Dedrick Mills prepares for improved sophomore season

Georgia Tech running back Dedrick Mills (26) breaks away for a go-ahead touchdown in the second half at Bobby Dodd Stadium on Saturday, October 15, 2016. HYOSUB SHIN / HSHIN@AJC.COM

Georgia Tech running back Dedrick Mills (26) breaks away for a go-ahead touchdown in the second half at Bobby Dodd Stadium on Saturday, October 15, 2016. HYOSUB SHIN / HSHIN@AJC.COM

One year ago, Dedrick Mills entered preseason camp at Georgia Tech as a freshman plying for playing time at B-back with Marcus Marshall.

Adjustments didn’t come easily for Mills. In fact, he thinks the two incoming freshmen at his position this year — Jerry Howard and Jordan Ponchez-Mason — have started off much better than he did.

“They’re really doing pretty good,” Mills said after Wednesday’s practice. “But they’ve got a long way to go. They’re kind of starting off like I did when I first got here and not knowing really what to do. But they’re doing better than what I did because they actually know which way to go. After Coach told me which way to go … and I still went the wrong way.”

Mills turned things around quickly enough to convince coach Paul Johnson he deserved to start as a freshman in the team’s opening game against Boston College. Even with Marshall returning off a solid season, Mills jumped ahead of him and impressed overseas in Ireland.
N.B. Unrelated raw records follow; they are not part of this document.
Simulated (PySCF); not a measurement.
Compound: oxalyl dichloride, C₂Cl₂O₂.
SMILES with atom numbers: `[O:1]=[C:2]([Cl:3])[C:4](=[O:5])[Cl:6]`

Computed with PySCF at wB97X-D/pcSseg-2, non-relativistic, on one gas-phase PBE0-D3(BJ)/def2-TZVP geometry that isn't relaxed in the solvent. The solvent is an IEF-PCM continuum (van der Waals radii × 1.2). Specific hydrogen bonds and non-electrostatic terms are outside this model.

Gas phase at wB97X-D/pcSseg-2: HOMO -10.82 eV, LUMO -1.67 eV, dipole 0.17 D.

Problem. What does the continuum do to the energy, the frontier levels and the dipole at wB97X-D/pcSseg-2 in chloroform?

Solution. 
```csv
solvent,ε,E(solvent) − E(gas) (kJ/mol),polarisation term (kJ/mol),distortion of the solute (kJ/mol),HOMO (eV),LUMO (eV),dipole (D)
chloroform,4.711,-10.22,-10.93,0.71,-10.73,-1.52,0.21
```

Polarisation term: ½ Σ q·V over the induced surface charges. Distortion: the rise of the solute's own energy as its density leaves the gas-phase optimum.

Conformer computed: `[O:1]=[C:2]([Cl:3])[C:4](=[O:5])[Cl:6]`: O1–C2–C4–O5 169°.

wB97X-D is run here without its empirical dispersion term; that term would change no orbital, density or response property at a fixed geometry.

But Mills’ first season wasn’t always smooth sailing. He missed three games because of suspension for violation of team rules. Still, he continued to earn his way back into the rotation at B-back despite a rocky season off the field.

Mills is ready to move forward from what happened.

“I’m not going to reminisce on the past. … We’re starting something new,” he said. “Of course, that’s always a goal to not get kicked off the field. You always want to be on the field. You never want to get taken off. … I’m going to keep myself on the field this year.”

In his time off, Mills said he began to eat poorly. Playing at around 220 pounds his freshman season, he reached 245 pounds during the spring, which allowed Johnson the chance to dig at Mills before getting his weight down. Johnson started calling him “Big Chub,” while he called J.J. Green, who has also cut down his weight, “Little Chub.”

“You know Coach wasn’t having that,” Mills said. “So the two weeks we had before camp, I really took that time to try to drop that weight before it was time for camp. So I knew once we got out there, that I could move faster and easier.”

Mills said the weight loss has him feeling much better going into the season.

“I feel a big difference,” he said. “Like today’s little run … I felt wide open, like nobody could come get me. I feel faster and I move a whole lot better. And I don’t have to hear Coach Johnson (mess) with me about how big I am.”

Craig Candeto, the quarterbacks and B-backs coach, knows exactly what he and Mills will be working on during his sophomore season.

“He said it to me before practice today: consistency,” Candeto said. “Dedrick is as talented as anybody out there, but we just need for him to be more consistent in every phase of the game. He’s a guy that wants that. It’s never been an issue of wanting to do it. He wants to be great and I’m going to push him to be great.”

Leading the team in rushing and touchdowns despite playing only nine games, Mills made a name for himself in 2016. Campus Insiders named him honorable-mention freshman All-America, after Mills finished near the top in all freshman running back stats.

The Maxwell Football Club recently named Mills to the Maxwell Award watch list.

“It made me feel good that I was honored and recognized for that,” Mills said. “But at the same time, I’ve got to go out there and show why they chose me for that. Since they gave me all that hype, I’ve got to show them that hype.”

Mills is making sure not to get complacent in the preseason just because he’s now firmly set as a starter at B-back. With two talented freshmen behind him, Mills knows he has to keep working hard to stay in the position he put himself in last year.

“I still feel like I’ve got to compete,” he said. “I’ve still got people that are trying to get my job. So, I’ve got to go just as hard as them, if not harder. I’m still trying to keep the job so I’ve got to work harder than them. That’s pretty much how I look at it.”